Wednesday, December 15, 2010

Video Game Criteria

I know the world is dying to know how what I value in a video game. So here are the elements that I think contribute to a game’s awesomeness. A game definitely doesn’t have to excel in all areas, but getting one completely wrong can pretty much mess up a game (unless the genre renders the category non-applicable).

Your Character

This isn’t about the character’s backstory; it’s about what the character looks like. Usually, you’ll be looking at your character for the entire game.

Examples of success:

  • Vehicles can make neat characters, like in Gradius and Blaster Master.
  • Robots and other mechanical armor are always a plus. Samus’s armor is a big contributor to Metroid, and Mega Man is, of course my favorite video game hero.

Notable Exceptions:

  • Surprisingly, Mario games are cool in spite of pretty boring-looking characters. In the early games, I always like to play as Luigi because green is a cooler color. And of course Mario 2 is really about Princess Toadstool. The Mario games made up for an uninspiring character by excelling in pretty much every other area.
  • The Metroid Prime games have a cool character, but you see her only rarely, since the games are first-person. They did a good job of having enough cut scenes that you don’t forget how cool Samus’s armor looks.

The World

The scenery constitutes most of what you see, and levels’ layout is integral to most of the decisions you make. So it’s essential that the world be interesting. Some elements of a good world include these:

  • Variety. If every level is made up of the same kinds of platforms with the same background, you lose motivation to keep exploring.
  • Non-linearity. Some games are inherently linear, but if the world presents you with options of where to go, that’s definitely a strength.

Examples of Success:

  • Zelda and Metroid games epitomize every aspect of good world design.
  • Mario games are mostly linear, and they even have a relatively small number of obstacles, but they present them in such varied way with an appropriate overall increase in difficulty that you end up feeling like you’re exploring a world instead of just traveling down a road.

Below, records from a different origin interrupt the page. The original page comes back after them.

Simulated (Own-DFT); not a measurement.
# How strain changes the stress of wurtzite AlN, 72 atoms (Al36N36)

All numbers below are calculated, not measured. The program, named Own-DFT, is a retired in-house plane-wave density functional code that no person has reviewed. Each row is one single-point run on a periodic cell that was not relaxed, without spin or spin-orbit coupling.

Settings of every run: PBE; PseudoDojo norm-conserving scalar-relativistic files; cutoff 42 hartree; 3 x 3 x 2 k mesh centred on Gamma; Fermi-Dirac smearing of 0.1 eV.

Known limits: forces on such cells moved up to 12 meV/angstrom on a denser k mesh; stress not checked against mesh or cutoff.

Games are more epic-feeling if there are enemies to defeat. Like the world, your experience with them is pretty constant throughout the game. Helpful traits of a games supporting cast include these:

  • Variety. This is closely tied to the variety of the world. If all enemies appear in all areas, the world blurs together. But if certain areas have unique enemies, those areas can feel more “special.”
  • Difficulty level. If all enemies are easy or if they’re all hard, that’s monotonous too. And you don’t want defeating them to be strictly a matter of dexterity – certainly not just luck. More on that later.

A final point on this – defeating enemies shouldn’t feel or look violent. Stomping a Goomba or blasting a robotic snake doesn’t cause any pain or death. But when people are entertained by the idea of murder or similar things, the game stops being just entertainment and starts eroding their character. Just saying.


There are two general kinds of challenges:

  1. The kind that’s difficult the first time, because you don’t know what you have to do. After some trial and error (or maybe just some deep pondering, if you’re not in immediate danger), you get it right. The next time you play that part, it’s much easier.
  2. The kind that’s always difficult, no matter how often you do it. It might be that things change on you, but more often the problem is one of things:
    • It requires very precise movement and timing. You might commit the solution to muscle memory for a while, but by the time you come back it will be all up to your reflexes again.
    • It’s up to luck – either because the situation is randomized, or because the game itself isn’t very precise at responding to your input.

That second category is very annoying. A game that relies heavily on that kind of challenge is probably not worth playing.


Good games present you with a goal (even if it’s not clear at first what it is, plot-wise), and you incrementally progress toward it. I really don’t like games that don’t have an end goal. There are two categories of such games

  1. Games where you’re destined to fail, like Tetris. Your only goal is to rack up as many points as you can before you lose. Why even play?
  2. Games that will perpetually present you with more goals, no matter how many you accomplish. This is like those crazy online games like World of Doltcraft (which I’ve never played), or Animal Crossing. The problem here is that these games can take up an arbitrarily large amount of your time. Historically (especially before getting married), I’ve tended to play video games kind of obsessively – but only when I first got them (and after reading my scriptures and doing my homework). Then I beat them and went back to my life.


The music in a game can have a huge effect on how cool it is. Music can be good in two ways: catchiness and “aptness”. I prefer catchy music over mood-setting background music, even if the quality of the latter is superior. Music with an actual melody can come to represent everything that happens while it’s playing.

Examples of Success:

  • Blaster Master: This game is actually pretty weak in the enemy area (since they’re all gray or red, except for the bosses) and in the challenge area (there’s no save point, and you really wear your fingers out in the boss battles. But the really, really good music (and cool character) help push this game way beyond average on the coolness scale.
  • Sonic the Hedgehog: I played this again a while ago (since I had never beaten all the levels in sequence). Really, it’s just a standard action game. But again, it has a lot of cool music. 


In the end, a good video game tells a story. That doesn’t necessarily mean it has elaborate cut scenes or dialog. The real story of a game is the sum of the decisions you’ve made, your perseverance against threatening odds, and the discoveries you’ve made as you’ve progressed through someone’s work of art. (Seriously, it may not be “fine art”, but video games could be called a combination of painting, architecture, music, and even a bit of literature and theater.)

And speaking of plot, in a way I feel like the older games told better stories than a lot of today’s games with lots of dialog and plot devices, because they left room for your own imagination to fill in details that people try to hand you today.